Away from the Home Front, Battalions of the Royal Sussex Regiment had been involved in the fighting from the start; they arrived in France in August 1914 and took part in almost every major offensive. The Regiment lost in excess of 6,800 men and the names of the battles in which they fought - Mons, Ypres, Loos, Somme, Passchendaele and Arras - have become etched in our individual and collective memories. This deep connection is perhaps explained by the fact that every Sussex family must have known someone who had been involved and their stories have come down through the century to us.

Stories like that of Edward Corringham “Mick” Mannock, born on the 24th May 1887 at Preston Barracks in Brighton (although, in truth, there is some question over his birth place). Mannock was one of the greatest fighter aces of the First World War, awarded more medals for courage than any other British fighter pilot - the Military Cross twice, the Distinguished Service Order three times, and posthumously the Victoria Cross. His last flight was on the 26th July 1918. After attacking a German plane he followed it down and was hit by ground fire. His left wing detached and he spiralled out of control. His body was never found.

Or the equally remarkable Captain Theodore Wright, who was born at 119 Lansdowne Crescent in Hove. As a member of the Royal Engineers, he was part of the British Expeditionary Force that arrived in Mons on the 22nd August 1914. The very next day he was sent to supervise the destruction of eight bridges over a canal. Whilst connecting leads under Jemappes Bridge he was hit. Despite serious shrapnel wounds, he continued to set the charges and successfully destroyed the bridge. For this act of gallantry, he was awarded the Victoria Cross. Less than one month later, Captain Wright was killed helping wounded men to shelter. 

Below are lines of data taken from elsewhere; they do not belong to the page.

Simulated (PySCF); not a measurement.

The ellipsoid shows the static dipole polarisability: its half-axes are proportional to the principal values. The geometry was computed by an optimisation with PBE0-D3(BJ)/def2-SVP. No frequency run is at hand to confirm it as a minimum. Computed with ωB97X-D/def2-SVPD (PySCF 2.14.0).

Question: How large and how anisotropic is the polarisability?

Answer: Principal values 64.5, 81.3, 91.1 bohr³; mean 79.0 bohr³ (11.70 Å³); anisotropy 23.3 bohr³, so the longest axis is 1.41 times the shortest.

Commemorative stones have been laid at Brighton’s War Memorial for both Captain Wright and Major Mannock. Their experiences of war could not have been more different. Their stories of bravery and valour are exceptional, but their deaths, sadly, were not; inscriptions on war memorials around the country, around the world, demonstrate this. Take for instance the commemorative plaque under the beautiful WWI stained glass window at Brighton Unitarian Church, it includes five members of the congregation killed in action – men who may have shared the same beliefs, but were from very different backgrounds and walks of life. One was Arnold Forrester Dallaway whose family lived in Rose Hill Terrace, Brighton. Before the war, Arnold had been an engine cleaner working for the London, Brighton and South Coast Railway. He joined the army as a Gunner and was killed in action at The Somme on the 27th June 1916. He was just 22 years old.

We cannot begin to imagine what men like Arnold, Theodore and Mick went through or, using today’s sensibilities, judge what they did or how they did it. We can, just about, regard the 1914-1918 war as history, but it is, without doubt, an episode in our past that many still feel emotionally connected to. And this is important, because it means the thousands who lost their lives – whatever they were doing, wherever they came from - are not forgotten.